From: Michael S. Tsirkin
Subject: Re: [PATCH v2 07/11] acpi/tests/bits: add python test that exercizes QEMU bios tables using biosbits
Date: Fri, 15 Jul 2022 02:50:49 -0400

On Fri, Jul 15, 2022 at 09:47:27AM +0530, Ani Sinha wrote:
> > Instead of all this mess, can't we just spawn e.g. "git clone --depth 1"?
> > And if the directory exists I would fetch and checkout.
> 
> There are two reasons I can think of why I do not like this idea:
> 
> (a) a git clone of a whole directory would download all versions of the
> binary whereas we want only a specific version.

You mention shallow clone yourself, and I used --depth 1 above.

> Downloading a single file
> by shallow cloning or creating a git archive is overkill IMHO when a wget
> style retrieval works just fine.

However, it does not provide for versioning, tagging etc so you have
to implement your own schema.


> (b) we may later move the binary archives to a ftp server or a google
> drive. git/version control mechanisms are not the best place to store
> binary blobs IMHO. In this case also, wget also works.

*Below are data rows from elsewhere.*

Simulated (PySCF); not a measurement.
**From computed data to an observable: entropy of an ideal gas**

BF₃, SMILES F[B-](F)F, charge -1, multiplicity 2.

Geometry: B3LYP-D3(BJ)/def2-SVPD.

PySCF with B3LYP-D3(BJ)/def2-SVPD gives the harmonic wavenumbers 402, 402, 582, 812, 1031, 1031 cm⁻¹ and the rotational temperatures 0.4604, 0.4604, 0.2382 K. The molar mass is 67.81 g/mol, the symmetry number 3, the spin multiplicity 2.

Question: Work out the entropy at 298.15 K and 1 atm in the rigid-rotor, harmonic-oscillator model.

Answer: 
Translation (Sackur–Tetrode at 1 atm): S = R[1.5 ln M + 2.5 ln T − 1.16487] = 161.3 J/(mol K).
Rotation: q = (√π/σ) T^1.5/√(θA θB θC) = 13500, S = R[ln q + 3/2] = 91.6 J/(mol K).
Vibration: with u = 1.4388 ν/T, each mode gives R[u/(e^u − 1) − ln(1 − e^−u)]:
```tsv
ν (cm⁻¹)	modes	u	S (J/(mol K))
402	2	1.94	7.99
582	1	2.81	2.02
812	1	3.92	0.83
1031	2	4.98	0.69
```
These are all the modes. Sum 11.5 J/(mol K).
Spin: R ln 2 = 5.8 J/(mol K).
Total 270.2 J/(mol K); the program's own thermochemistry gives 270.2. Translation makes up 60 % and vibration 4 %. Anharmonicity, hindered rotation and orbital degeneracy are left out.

surely neither ftp nor google drive are reasonable dependencies
for a free software project. But qemu does maintain an http server
already so that't a plus.



I am not insisting on git, but I do not like it that security,
mirroring, caching, versioning all have to be hand rolled and then
figured out by users and maintainers. Who frankly have other things to
do besides learning yet another boutique configuration language.

And I worry that after a while we come up with a new organization schema
for the files, old ones are moved around and nothing relying on the URL
works.  git is kind of good in that it enforces the idea that history is
immutable.

If not vanilla git can we find another utility we can reuse?

git lfs? It seems to be supported by both github and gitlab though
bizarrely github has bandwidth limits on git lfs but apparently not on
vanilla git. Hosting on qemu.org will require maintaining a server
there though.



All that said maybe we should just run with it as it is, just so we get
*something* in the door, and then worry about getting the storage side
straight before making this test a requirement for all acpi developers.